The Case for Rust (in the base system)

Interestingly enough, there is at least one already, it's called redox-os. I haven't tried it, so I've no idea whether it's any good.
I hope posting some info on it doesn't break forum rules!

Just for interest:-


I noticed their FAQ says "Redox is still under development, so our list of supported applications is currently limited, but growing", so presumably it's still being developed.
 
Late to the discussion, but there was a recent Debian package maintainer that dropped a Rust project because the tooling is very poor.


Rust feels like it's changing too quickly to be used in any core OS components.

... for Debian. This particular difficulty is rooted in an incompatibility of the Rust-written tools going forward in main releases only (no stable branches with backports) and the Debian concept of not doing major updates during a Debian releases' lifetime. It wouldn't have happened in FreeBSD ports, where everything is newish releases, too.
 
Late to the discussion, but there was a recent Debian package maintainer that dropped a Rust project because the tooling is very poor.


Rust feels like it's changing too quickly to be used in any core OS components.
So standardizing is important.
Once (de-jure) standardized internationally by, for example, ISO/IEC and/or IEEE, one can state "This code is written in ISO/IEC nnnnn:20xx spec." and toolchains supporting the standard should sanely build it. I believe toolchains for standardized programming languages SHALL NOT drop supports for older standards (at least non-optional specs) unless explicitly discarded by the standard itself.
 
He was asking for a defined interface spec so that if the interface changes, the C code has to change AND the Rust code. The interface change precipitates all code change, not C code change precipitating Rust code change.

In this way, just "writing C" does not break Rust, which is what they were trying to emphasize, but writing C that breaks the agreed upon interface does.
Yeah, fair enough, I was just trying to put it in general terms :)
 
Yeah, fair enough, I was just trying to put it in general terms :)
Though do note that having to suddenly start agreeing on interfaces (which could otherwise be private) just because Rust needs bindings ontop of it all will still add some serious burdon on the developers.

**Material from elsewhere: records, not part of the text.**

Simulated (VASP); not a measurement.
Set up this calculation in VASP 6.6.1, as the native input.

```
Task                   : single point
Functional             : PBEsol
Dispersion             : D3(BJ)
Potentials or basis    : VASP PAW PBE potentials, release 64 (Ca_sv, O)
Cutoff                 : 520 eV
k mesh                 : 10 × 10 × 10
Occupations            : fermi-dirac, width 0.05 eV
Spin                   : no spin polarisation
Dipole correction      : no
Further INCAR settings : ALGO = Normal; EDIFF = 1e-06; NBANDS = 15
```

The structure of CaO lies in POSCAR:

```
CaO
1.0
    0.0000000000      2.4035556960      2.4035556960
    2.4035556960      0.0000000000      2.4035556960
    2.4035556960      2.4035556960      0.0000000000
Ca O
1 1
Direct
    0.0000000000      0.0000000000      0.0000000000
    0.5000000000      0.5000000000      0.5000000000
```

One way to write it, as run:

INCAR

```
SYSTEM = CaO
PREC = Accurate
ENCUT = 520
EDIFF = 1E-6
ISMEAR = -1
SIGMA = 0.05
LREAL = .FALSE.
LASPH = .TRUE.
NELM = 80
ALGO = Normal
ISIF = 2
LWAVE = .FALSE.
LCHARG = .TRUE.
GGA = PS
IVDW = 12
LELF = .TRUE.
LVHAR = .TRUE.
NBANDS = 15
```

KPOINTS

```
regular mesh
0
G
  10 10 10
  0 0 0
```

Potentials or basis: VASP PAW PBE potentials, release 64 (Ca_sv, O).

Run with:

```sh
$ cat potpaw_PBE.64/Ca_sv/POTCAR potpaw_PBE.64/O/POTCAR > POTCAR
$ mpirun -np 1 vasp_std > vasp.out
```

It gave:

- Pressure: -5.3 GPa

Many of the Rust developers get upset if these additional interfaces (I believe lifetime objects also comes under this) get rejected.
 
Interestingly enough, there is at least one already, it's called redox-os. I haven't tried it, so I've no idea whether it's any good.
I hope posting some info on it doesn't break forum rules!

Just for interest:-


I noticed their FAQ says "Redox is still under development, so our list of supported applications is currently limited, but growing", so presumably it's still being developed.
Redox-OS is a very very interesting project, not just because it is written in Rust. It is a Unix-like OS but it brings a lot of new ideas to the table.

In general most OS kernels written in the past few years are written in Rust.

Just google "site:github.com rust micro kernel"
 
Though do note that having to suddenly start agreeing on interfaces (which could otherwise be private) just because Rust needs bindings ontop of it all will still add some serious burdon on the developers.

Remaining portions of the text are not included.